1. Steve Myers: Tell me about the work of the Union 'Zaschita' or Defense,
and
to what you owe your success in the election in Astrakhan?
Oleg Shein: In the Astrakhan region, there are two organizations of
the
working class. There is the United Workers Front, which is the political
wing of the working class organization, and the Union called
Zaschita or
Defense, which leads the predominantly economic struggle of the
class. The UWF is a
Marxist organization founded in 1989, and in 1995 Zaschita was formed
from
its organizational base. The UWF is based on internationalism,
and calls for the
nationalization of large and median scale capital, and the establishment
of
workers' power.
Both the UWF and Zaschita have many years of experience in the
fight for the rights of working people. Our organization has
conducted
dozens of strikes, including occupations, hundreds of legal actions
against the
bosses, blockades of roads, mass meetings. Over the years we
have won the
payment of wage arrears, the raising of wages, the re-instatement
of
workers illegally fired, and have successfully resisted attempts
by bosses
to simply evict workers from company housing onto the street.
In 1998 we organized a tent city under the windows of the Regional
Governor with the demand to pay wage arrears, halting the bankruptcy
of
factories and forcing the dismissal of the local public prosecutor.
It was our
organization that helped to defend the rights of small street vendors,
Chechen refugees,
and mothers, who have not received proper assistance from government.
Understandably, this fight was not easy. For example, the public
prosecutor
repeatedly tried to instigate suits against myself and my comrades
for our
so called 'illegal' strikes, eight of our comrades have been
physically
attacked, and one especially talented organizer, Oleg Maksakov
was killed
by a gunshot in the back in the spring of 1999. The bourgeois
press has
dumped buckets of insults on us, as of course have the official Russian
"communists,"
from the party of Ziuganov, who serve the bourgeoisie.
The election victory confirmed the high standing of the
UFL and Zaschita among
Astrakhaners. It is also telling that we won outright in areas dominated
by
the working class, and the results of this election confirmed
the class nature of
our organization.
2. Myers: How do you intend to use your position as a member of the
State Duma
to advance the cause of the working class?
Shein: It's hard to talk about it in great detail. It's hard right now
for
me to judge what is possible for a Duma Deputy to accomplish,
though I do
have five years of experience as a representative in the local
government
in Astrakhan.
From my point of view, the principle work of a deputy is not to sit
in that warm
meeting hall and press the voting buttons, but to use my position to:
1. Support struggling collectives fighting for their rights.

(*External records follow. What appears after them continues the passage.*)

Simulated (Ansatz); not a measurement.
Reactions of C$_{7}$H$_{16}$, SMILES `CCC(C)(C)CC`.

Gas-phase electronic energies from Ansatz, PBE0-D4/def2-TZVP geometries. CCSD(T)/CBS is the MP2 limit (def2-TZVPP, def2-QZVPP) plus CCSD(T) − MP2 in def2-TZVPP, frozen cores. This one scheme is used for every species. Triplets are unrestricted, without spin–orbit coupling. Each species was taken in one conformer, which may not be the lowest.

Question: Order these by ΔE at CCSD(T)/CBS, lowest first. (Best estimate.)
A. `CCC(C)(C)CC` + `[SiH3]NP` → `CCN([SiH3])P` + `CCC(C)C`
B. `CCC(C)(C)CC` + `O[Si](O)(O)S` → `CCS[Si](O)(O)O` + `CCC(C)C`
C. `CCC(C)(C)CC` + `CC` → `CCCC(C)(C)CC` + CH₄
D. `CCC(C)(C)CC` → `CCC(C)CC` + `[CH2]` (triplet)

2. Organize contact between workers groups from all areas of
the country.
3. Publicly oppose anti-worker legislation.
4. Politicize the worker's movement in Russia and to facilitate
the formation
of a Russian Worker's Party.
The first steps towards that goal have been taken. The Union Zaschita
is an
organization that spans the whole country and has members and locals
not
only in Astrakhan, but in Komi, the Federal Atomic Center, in all regions
of
European Russia and in the Urals. Not long ago the Siberian Federation
of
Labor joined with us.
From 1994 to 1999 we have been involved together with a whole spectrum
of
left parties in a fight with the Government against their attempts
to
liquidate progressive labor laws. In August of 1999 in Moscow there
was the
founding conference of the Movement for a Worker's Party, in which
representatives from 31 organizations in Russia, Ukraine and Kazakhstan
participated. Now the possibilities for the growth of this
work have significantly
widened.
3. Myers: How do you propose to unmask the character of Zyuganov's 'reformism'?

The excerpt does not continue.